Formal Methods in the Epistemology of Religion took place in Leuven, June 10-12 2009. The conference was amazing, I really had a blast. I was transiting from Ghent every day, and the schedule was quite intense, so only now I have a few moments to write about it.

Jake Chandler (of the choice & inference fame) and Victoria Harrison, with the financial support of the Centre for Logic and Analytical Philosophy have pulled off an excellent event, gathering together many prominent scholars working on formal stuff and philosophy of religion.

Most of the talks were related to Bayesian epistemology and its applications. It’s not the framework I usually deal with, so I've learned a lot. Also, after Prof. Swinburne’s talk I had the opportunity to give a talk about his modal argument in his presence, criticize his views, and see how he responds. That was pretty cool.

Anyway, here are some general remarks about the conference. I’ll start with Day 1 (the conference started in the afternoon, so there were only three talks), and comment about the other two days in near future.

DAY 1

The day hit off with a lecture given by Richard Swinburne, Bayes, God, and multiverse. Swinburne, employing Bayes’s theorem, explicated a probabilistic argument for God’s existence, arguing that given the empirical evidence we have, the relative assessment of the posterior probability of God’s existence is higher than the probability of godless multiverse and than the probability of a unique (and godless) universe (he referred to fine-tuning etc. here).

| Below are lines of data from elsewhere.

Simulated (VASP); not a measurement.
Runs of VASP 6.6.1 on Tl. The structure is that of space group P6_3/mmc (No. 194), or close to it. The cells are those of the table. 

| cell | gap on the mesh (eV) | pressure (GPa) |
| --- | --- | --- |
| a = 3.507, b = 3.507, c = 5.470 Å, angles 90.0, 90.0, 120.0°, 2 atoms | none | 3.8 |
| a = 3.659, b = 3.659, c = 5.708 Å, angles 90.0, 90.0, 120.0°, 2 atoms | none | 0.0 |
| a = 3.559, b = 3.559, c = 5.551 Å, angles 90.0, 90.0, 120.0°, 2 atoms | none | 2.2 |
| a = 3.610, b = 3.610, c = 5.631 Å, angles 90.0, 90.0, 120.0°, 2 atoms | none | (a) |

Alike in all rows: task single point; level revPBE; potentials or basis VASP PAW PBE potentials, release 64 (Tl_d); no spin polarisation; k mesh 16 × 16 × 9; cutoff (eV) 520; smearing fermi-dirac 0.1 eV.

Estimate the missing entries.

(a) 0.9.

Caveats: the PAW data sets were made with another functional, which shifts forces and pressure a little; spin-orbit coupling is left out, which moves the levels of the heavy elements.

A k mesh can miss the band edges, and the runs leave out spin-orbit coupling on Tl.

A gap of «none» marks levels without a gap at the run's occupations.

The second talk was delivered by me (on behalf of Agnieszka Rostalska and myself, it’s a joint paper but Agnieszka couldn't make it). I presented a formalization of Swinburne’s modal argument for the existence of the soul, and suggested another variant that avoids the main objection directed against it (it can be viewed as a weakening of one of the premises - thanks to Lara Buchak for this observation). I also argued that even this weakened version is epistemically too strong to convince anyone who allows the mere possibility of material conscious beings.
Some time ago, an anonymous referee of this paper said that the new version of the argument is not “much of an addition to the literature, since the modification which the author offers to Swinburne is one which it would be most implausible to suppose that he would wish to make”. In response to that: Swinburne was there when I was giving the talk and agreed that the modification which we offer is the one he would like to make for the same reasons for which we say it’s better (our further discussion pertained to our assessment of the revised argument, and Prof. Swinburne eventually suggested that he has a different argument which he will send in my direction some time soon - I'm looking forward to seeing it). The bottom line, if you want to state a conditional without any possibility of falsification, make sure your antecedent cannot be made true.
Graham Oppy talked about the Epistemological foundations of Koons’ cosmological argument. Koons argued that any exception to the principle of general causation that is narrow enough to avoid a collapse into global scepticism about empirical knowledge is also narrow enough to permit the construction of a successful proof of God’s existence. Oppy analyzed Koons’ arguments. Specifically, he took issue with Koons’ claim that in order to be justified in believing that one’s belief that p and the grounds for one’s belief that p are caused, one needs to be justified in believing that it is highly likely that any of the situations in one’s knowledge net is caused. Oppy discussed related epistemogical issues involved in Koons argument for the claim that we are in position to accept a priori a (defeasible) principle of causality.